Telling prospective investors that your cryptocurrency merchant bank lost more than $130 million during a single quarter is not the optimal way to market your firm on the eve of its public listing, yet that’s the situation in which Mike Novogratz now finds himself.
According to Bloomberg , Novogratz’s firm — Galaxy Digital LP — will on Aug. 1 finally be listed for trading on the Toronto-based TSX Venture Exchange (TSX-V), which lists companies that are too small to be traded on the main Toronto Stock Exchange.
As part of that process, which due to the complexities of reverse takeover listings, as well as regulatory red tape, dragged on much longer than Novogratz would have liked, Galaxy Digital was obligated to release its audited first quarter financial results.
Those results, as CCN.com reported, were less than stellar. The firm lost $134 million for the quarter, largely due to the massive decline of the underlying cryptocurrency market.
Novogratz, a billionaire investor and former hedge fund manager, struck an optimistic tone about the firm’s prospects moving forward — he said he hopes to be profitable within a calendar year — but has also recently said that he now wishes that he had stayed private a bit longer.
“If I knew what I know now, knew the crypto markets were going to swoon as much, and it was going to take so long, I might have stayed private for another year or so and then gone public,” Novogratz said in a TV interview with BNN Bloomberg in Toronto. “But I don’t think it’s a mistake.”

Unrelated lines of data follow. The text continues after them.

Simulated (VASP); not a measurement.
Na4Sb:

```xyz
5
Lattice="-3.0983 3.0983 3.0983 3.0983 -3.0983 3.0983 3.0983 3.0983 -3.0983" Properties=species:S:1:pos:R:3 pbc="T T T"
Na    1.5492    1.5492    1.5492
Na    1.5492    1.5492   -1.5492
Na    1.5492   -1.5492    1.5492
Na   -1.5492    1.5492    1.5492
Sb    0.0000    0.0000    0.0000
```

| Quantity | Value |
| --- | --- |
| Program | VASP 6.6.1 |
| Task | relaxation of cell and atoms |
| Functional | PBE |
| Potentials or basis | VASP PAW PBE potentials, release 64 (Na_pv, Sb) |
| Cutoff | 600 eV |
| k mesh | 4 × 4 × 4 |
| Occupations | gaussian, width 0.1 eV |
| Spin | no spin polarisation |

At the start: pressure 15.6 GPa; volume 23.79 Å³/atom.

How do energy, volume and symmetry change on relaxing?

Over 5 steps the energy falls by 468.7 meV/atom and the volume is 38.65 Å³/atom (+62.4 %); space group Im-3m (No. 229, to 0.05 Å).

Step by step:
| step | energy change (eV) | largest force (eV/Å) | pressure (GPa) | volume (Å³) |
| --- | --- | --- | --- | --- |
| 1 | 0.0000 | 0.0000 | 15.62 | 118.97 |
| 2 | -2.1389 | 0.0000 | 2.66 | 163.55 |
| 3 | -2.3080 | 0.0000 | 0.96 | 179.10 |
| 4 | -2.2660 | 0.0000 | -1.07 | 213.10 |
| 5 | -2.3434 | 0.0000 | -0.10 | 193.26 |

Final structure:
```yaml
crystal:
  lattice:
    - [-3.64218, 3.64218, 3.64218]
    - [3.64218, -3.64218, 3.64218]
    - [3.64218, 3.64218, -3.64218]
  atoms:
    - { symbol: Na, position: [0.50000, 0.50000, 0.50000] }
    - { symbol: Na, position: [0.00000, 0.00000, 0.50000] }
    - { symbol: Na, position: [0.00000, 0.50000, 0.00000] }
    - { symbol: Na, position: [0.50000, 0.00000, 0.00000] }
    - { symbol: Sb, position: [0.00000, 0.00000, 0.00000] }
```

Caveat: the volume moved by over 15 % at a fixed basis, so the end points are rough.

It’s not clear where Galaxy Digital shares will trade once the markets open on Wednesday. Current investors purchased shares at C$5 apiece during a private placement, which was held in January near the height of the cryptocurrency hype cycle.
It’s unlikely that they remain this valuable, though the current dearth of publicly-listed cryptocurrency and blockchain firms could make Galaxy Digital a favorite among investors seeking to gain exposure to this nascent industry.